Mouse spinal chord MRI images visualized as impressionist paintings
MRI Diffusion Tensor Images of the Mouse Spinal Cord visualized as Impressionist Painting Brush Strokes

Data has rapidly become the new frontier in the world of scholarly publishing, as well as presenting new policy challenges across the spectrum of academic research community. Questions of data access for reproducibility, reuse of data, and even seemingly straightforward questions about storage and long-term stewardship of enormous datasets are beginning to dominate the conversation.

It’s important to take a step back though, and remember that, even in the age of “big data“, data is not an end unto itself. Information is not the same thing as understanding, and no matter how much data you collect, there is still a need for translation into meaning as well as translating that meaning into an understandable message for an audience.

As datasets get bigger and more complex, those translations become increasingly difficult. At the same time, increased technological capabilities and our increasing familiarity and ease with large datasets opens up many new creative possibilities for data visualization.

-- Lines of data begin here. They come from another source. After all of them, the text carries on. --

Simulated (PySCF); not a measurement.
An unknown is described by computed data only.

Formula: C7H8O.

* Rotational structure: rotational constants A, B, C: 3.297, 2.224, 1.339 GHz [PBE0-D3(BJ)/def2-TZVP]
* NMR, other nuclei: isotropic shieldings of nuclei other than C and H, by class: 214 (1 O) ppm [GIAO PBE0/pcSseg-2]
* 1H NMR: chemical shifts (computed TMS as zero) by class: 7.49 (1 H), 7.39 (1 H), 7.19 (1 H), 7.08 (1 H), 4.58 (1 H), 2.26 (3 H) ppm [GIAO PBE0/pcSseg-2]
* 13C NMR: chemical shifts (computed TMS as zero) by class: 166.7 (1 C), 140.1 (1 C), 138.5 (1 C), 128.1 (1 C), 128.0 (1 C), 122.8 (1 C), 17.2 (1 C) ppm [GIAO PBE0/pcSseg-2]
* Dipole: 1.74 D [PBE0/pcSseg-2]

But even with advanced technological approaches, the basic rules of art and graphic design come into play. As a former colleague used to explain, we’ve been doing art as a formal practice a lot longer than we’ve been doing science as one. Just as in science, there are protocols and methodologies for visual art that work better than others, and if you can understand those principles, the story you tell about your research can be vastly more informative. The works of Edward Tufte remain an essential starting point for any researcher looking to get the most out of their data.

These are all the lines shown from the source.